Uncirculated Coins Explained – Pricing, How To Buy & More


Published: July 20, 2021

Checking and inspecting different coins, searching for a rare coin, numismatic

Coin collecting represents many different things to different people. Some love the thrill of finding something precious in unexpected places, while others love the security of investing in precious metals they can pass on to their descendants.

A large part of coin collecting is understanding the difference between traditional and uncirculated coins. A common novice mistake is focusing on circulated coins due to their availability and ease of collection. However, uncirculated coins can add significant value to any coin collection and form the foundation of some of the most profitable collections in the world.

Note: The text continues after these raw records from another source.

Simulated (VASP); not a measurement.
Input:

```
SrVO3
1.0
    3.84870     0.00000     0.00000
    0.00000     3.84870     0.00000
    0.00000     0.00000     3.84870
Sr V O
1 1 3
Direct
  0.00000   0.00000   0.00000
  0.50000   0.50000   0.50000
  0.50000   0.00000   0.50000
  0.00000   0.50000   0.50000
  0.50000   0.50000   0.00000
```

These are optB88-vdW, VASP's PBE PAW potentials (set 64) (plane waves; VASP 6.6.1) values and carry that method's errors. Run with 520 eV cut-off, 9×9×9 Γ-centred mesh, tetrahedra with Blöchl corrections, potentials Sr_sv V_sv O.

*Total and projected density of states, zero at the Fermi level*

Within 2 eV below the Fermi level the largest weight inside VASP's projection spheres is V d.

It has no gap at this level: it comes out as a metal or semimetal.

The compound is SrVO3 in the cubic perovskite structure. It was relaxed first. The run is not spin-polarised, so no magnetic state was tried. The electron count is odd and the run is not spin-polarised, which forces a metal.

What Is an Uncirculated Coin?

Uncirculated coins have never entered a country’s money supply and have never been in circulation. These coins are typically much less worn and blemished than traditional coins, and many have a shiny finish that adds to their aesthetic appeal. However, they are still technically legal tender, though putting them in circulation would dramatically reduce the coin’s collectible value.

While the distinction between a circulated and uncirculated coin is clear, it’s also important to note that uncirculated coins are not proof or bullion coins.

Proof coins showcase the highest quality coins that a mint can produce. These coins receive great attention and care during production, including specialized minting and finishing techniques. Proof coins consist of platinum, gold, or silver, with some mints also offering more affordable base-metal editions. The main reason these coins are so valuable is their high-level craftsmanship, making them a popular collector’s item.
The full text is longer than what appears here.